Len van Heerden, News24 User
Tito Mboweni has hinted that the MPC might consider doing something about interest rates in reaction to the world economic slowdown and actions by other countries.
We have a well-managed economy but despite this, it has slowed down in the last quarter to 0.2% growth.
Our overriding policy has been the management and control of inflation. Despite several interest increases, inflation romped from 4% to 13% before it started a downward turn and it is now at 12.4%. It is likely to go into single digits as soon as February because of a recalculation which was delayed. This will still mean that inflation rate is outside the 3-6% range. The effect of oil will likely have another 1% impact over time.
At what cost, I ask? As mentioned earlier, the economy is unlikely to see higher growth and our exporters are not taking advantage of the weaker currency.
Experts say we really did not have much control of our inflation (oil had a lot to do with it) and so punishing the South African consumer would have a negative effect on the economy. They were right.
So, what do we do? I still believe that fiscal prudence is still necessary, but we need to radically shift our mindset in terms of the relationship between interest rates and inflation targeting.

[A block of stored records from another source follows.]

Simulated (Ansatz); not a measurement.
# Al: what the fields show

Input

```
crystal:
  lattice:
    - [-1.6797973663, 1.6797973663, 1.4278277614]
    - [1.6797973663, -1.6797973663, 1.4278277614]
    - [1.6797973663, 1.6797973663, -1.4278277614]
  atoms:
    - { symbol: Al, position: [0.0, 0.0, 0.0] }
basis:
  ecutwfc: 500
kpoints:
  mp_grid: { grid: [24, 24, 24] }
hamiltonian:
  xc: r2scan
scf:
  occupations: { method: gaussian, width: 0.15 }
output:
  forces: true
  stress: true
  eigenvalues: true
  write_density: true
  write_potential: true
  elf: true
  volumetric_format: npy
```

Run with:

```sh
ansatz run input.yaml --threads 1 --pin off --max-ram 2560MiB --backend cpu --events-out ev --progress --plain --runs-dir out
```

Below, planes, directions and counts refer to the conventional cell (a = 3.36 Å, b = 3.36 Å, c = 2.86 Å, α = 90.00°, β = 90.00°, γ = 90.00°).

The economy is important and in order to provide employment, it needs to grow.
Inflation is a potential problem, but we cannot always look to Zimbabwe for inflation that has received less than top priority.
What to do
I would therefore urge Tito to consider the following options:
1. Bond rate fixed for 20-30 years at around 7%. This would only be applicable for the primary resident and one cannot transact from this account. You can choose to pay early, but you cannot borrow from this account.
2. Rates for credit cards, personal loans to rise to 20% or whatever rate the lending banks choose.
3. If purchasing a car worth less than R150 000 the individual would be allowed a rate of 10% again fixed over an agreed period. This is only applicable to a person buying their first car or primary car to get to work.
4. Small business loans should be at 5% for the next five years to help spur the economy. We cannot rely only on BBBEE for small business development. At the moment, so many small businesses fail because their cash flow is affected by the payment cycles of the big companies (Pick 'n Pay only pays after 90 days but demands cash on receipt) and government departments.
Also, paying 20-25% of your income to a bank prevents you for expanding and employing more people. Large companies do not create employment over time. They simply exchange faces.
South Africa is falling behind in terms of small business development for the rest of the world. Consider that 80% of new growth around the world is due to small businesses.
It is one thing for Tito to lower the repo rate by 1-2% as expected, but more needs to happen to ensure that small businesses become the cornerstone of the recovery.
We need to start understanding that not all credit is bad, and less spending means fewer employed people which means more people relying on the state which could also be dire for the economy. We need a balance and Tito has that opportunity.